Prior to shooting I met in Shepperton Studios near London with the film producers, and they introduced me to Anthony Van Laast, the film choreographer, as well as his team, and a specialized camera crew from the film. Together we designed a 360 dance number based on the original choreography from the movie, and a camera motion path in relation to the dancers, so that the camera’s vantage point felt exactly like that of a person walking on set while surrounded by everyone else. The choreographers were absolutely world class. And the dancers understood 360 staging immediately, because that’s what they do. It’s close enough to their training. For the actors, to switch from a cinematic style to a more theatrical one, staying in character and dancing the entire sequence, it was a real challenge. But as you will be able to see, they did it. They pulled it off.

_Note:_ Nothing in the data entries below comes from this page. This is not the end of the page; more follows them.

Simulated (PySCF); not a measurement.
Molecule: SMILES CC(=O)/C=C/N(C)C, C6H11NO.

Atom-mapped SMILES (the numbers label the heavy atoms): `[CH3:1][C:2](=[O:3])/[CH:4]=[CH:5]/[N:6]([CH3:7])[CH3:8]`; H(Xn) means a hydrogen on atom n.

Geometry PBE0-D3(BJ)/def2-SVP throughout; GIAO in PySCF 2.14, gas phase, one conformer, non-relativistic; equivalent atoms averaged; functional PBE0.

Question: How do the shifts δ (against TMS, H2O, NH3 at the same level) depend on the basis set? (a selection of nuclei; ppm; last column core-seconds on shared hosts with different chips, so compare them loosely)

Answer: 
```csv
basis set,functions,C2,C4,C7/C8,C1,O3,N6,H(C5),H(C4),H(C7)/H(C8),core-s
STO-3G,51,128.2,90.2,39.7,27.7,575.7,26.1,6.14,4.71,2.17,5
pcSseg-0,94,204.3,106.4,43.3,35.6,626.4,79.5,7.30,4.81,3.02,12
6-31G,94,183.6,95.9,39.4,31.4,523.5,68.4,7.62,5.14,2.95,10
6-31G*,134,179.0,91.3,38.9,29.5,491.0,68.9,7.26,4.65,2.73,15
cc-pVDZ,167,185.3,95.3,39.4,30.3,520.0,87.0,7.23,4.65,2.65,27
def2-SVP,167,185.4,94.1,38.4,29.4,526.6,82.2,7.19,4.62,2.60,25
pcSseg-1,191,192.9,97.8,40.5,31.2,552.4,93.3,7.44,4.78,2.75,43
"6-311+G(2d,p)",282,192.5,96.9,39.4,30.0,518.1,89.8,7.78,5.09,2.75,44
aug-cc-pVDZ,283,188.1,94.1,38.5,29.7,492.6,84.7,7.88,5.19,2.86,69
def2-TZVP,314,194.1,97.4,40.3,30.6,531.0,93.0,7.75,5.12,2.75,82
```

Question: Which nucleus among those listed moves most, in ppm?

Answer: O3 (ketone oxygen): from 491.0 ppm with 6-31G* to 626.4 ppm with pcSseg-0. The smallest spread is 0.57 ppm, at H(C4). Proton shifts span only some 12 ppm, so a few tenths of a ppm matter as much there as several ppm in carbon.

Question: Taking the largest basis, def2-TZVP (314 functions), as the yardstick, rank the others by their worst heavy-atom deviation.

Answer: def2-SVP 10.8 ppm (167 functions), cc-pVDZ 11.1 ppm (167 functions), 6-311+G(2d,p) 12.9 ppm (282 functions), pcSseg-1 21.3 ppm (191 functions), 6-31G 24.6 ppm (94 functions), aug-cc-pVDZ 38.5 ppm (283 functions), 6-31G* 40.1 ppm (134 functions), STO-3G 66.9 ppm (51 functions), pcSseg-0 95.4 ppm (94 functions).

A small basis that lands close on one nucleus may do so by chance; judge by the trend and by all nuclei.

Because it’s a dance piece, I felt depth and gravity were key, so we made sure to get the best stereoscopic 360 capture available today, and we made sure the floor was featured properly, because dancers’ movements are grounded in the floor. This is always a challenge in 360 stereoscopic 3D. We were fortunate enough to get a Yi Halo camera —compatible with the Google Jump automatic stitching software— had just come out, so we used it for the first time on this shoot which was obviously an additional challenge. But it’s the first camera in existence that that gives you high quality stitch-less full dome stereoscopic video In 360°. Before this camera we would have to film Panoramas with holes on top and bottom, and patch-in the floor later. You can imagine how that would be a problem when you have all these dancers’ feet all over the dance floor.

If you can, please experience this video using a Oculus Go or something similar. The desktop and mobile versions you can watch on your computer screen, tablet or phone won’t do it enough justice and I’m so proud of it. I think it’s really fun.

Run the Jewels Crown is out

Thursday, March 10th, 2016

A few months ago I produced a VR music video with my friends at Wevr for the hip-hop duo Run the Jewels. I’m proud to announce that The New York Times just dropped it in their nytvr mobile app.

Here is an insightful article written by @djabatt on the importance of matching hip-hop with virtual reality.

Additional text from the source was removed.